Written by: Sheena McGuinness

Sheena McGuinness

Corporate Tax Partner

Decarbonisation challenge for the UK government to avoid regional and sectoral disparity in the energy transition

Following COP26, we now have a path to limit global warming to somewhere between 1.8 and 2.4 degrees, albeit we have not got the cast iron commitments that would deliver that. The International Energy Agency says the world needs to double plans for solar and wind energy, and rapidly advance technologies to abate emissions from fossil fuels. Currently, half of all projected emission cuts come from technologies that are only in prototype or demonstration stages. Clearly technological advancements are required to deliver on these targets. There must also be agreement between countries along with clear policies within countries to deliver a fair energy transition. 

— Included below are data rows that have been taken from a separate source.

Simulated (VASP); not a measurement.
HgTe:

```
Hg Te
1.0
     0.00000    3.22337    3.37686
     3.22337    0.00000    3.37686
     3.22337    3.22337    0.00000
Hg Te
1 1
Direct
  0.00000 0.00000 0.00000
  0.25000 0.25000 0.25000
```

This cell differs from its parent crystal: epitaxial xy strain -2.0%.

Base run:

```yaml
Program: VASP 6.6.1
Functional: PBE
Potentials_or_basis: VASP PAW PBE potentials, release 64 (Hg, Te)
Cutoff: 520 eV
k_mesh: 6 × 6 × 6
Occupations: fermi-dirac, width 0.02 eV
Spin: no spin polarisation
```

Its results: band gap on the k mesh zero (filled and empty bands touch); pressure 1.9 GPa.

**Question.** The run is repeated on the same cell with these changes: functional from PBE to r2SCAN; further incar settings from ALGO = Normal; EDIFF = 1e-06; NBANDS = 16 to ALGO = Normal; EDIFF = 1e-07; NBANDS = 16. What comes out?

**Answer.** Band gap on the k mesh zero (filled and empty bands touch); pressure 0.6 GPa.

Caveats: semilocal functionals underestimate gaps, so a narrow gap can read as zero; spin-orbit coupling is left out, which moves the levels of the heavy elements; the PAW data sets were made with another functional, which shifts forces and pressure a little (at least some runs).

In the UK, there will be distributional challenges in meeting the legally binding commitment to reduce carbon emissions. Fossil fuels have created a concentration of labour in particular areas. As production is phased out there will be regional imbalances in employment as the UK moves through this transition. Creating jobs in these areas, for example in the much-needed innovation space to deliver on the advances required to progress technologies, will be key to avoiding high unemployment in particular areas. Expanding the number of enterprise zones to these areas and possibly increasing the fiscal incentives further than the current business rates and enhanced capital allowances could be used to encourage investment in the areas that would otherwise suffer in the energy transition.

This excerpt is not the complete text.